FPGA based OV7670 – Image compression/processing

Image compression is a massive topic and to be honest, a bit of a buzzword title. Images can be compressed in multiple ways. One of the simplest being reducing the bit depth of the image. Reducing the bit depth is a pretty poor method of compression though and generally produces weird banding results as could be seen in my earlier post. People way more intelligent than myself then developed a variety of methods to try and compress images further. It turns out that humans have higher sensitivity to the brightness of a pixel as opposed to the colour due to the ratio of rods and cones in the eye. Because of this, you can transform an RGB image into a domain that separates the colour from the brightness. I mentioned this in my image segmentation post where I talked about transforming to the YCgCo domain and segmenting based on colour there.
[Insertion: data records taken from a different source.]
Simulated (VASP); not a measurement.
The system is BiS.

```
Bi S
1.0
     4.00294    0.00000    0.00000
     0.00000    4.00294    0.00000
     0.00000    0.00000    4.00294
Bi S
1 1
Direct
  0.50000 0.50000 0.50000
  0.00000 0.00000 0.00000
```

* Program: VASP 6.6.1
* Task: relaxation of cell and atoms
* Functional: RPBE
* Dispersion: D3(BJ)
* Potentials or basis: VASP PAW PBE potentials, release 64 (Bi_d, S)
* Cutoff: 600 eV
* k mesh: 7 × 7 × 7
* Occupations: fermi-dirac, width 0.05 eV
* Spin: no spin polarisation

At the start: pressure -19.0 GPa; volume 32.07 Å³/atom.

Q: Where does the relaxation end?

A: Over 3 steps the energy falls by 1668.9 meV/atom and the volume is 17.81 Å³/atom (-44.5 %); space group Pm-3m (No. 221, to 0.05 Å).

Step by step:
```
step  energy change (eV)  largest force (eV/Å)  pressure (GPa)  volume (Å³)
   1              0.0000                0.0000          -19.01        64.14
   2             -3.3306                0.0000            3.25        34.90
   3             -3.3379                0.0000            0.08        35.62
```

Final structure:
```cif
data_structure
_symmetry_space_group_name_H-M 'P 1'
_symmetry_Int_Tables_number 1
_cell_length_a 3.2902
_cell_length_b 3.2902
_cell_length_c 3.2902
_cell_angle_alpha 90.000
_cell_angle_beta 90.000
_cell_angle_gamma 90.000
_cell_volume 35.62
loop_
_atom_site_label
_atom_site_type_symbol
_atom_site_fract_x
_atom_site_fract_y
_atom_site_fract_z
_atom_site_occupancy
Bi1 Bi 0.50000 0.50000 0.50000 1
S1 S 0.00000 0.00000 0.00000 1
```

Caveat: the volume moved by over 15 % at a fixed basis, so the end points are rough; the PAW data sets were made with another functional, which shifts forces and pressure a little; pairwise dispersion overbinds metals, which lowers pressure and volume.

The JPEG compression standard involves converting from RGB to YCbCr and compressing the blocks in this domain instead. Because the eye is much less sensitive to colour, a method known as subsampling is used. In a fully sampled pixel, each pixel has a Y component, a Cb component and a Cr component. In a subsampled pixel however, the Cb and Cr components are shared between pixels. This post has a really good pictoral example of how this is done.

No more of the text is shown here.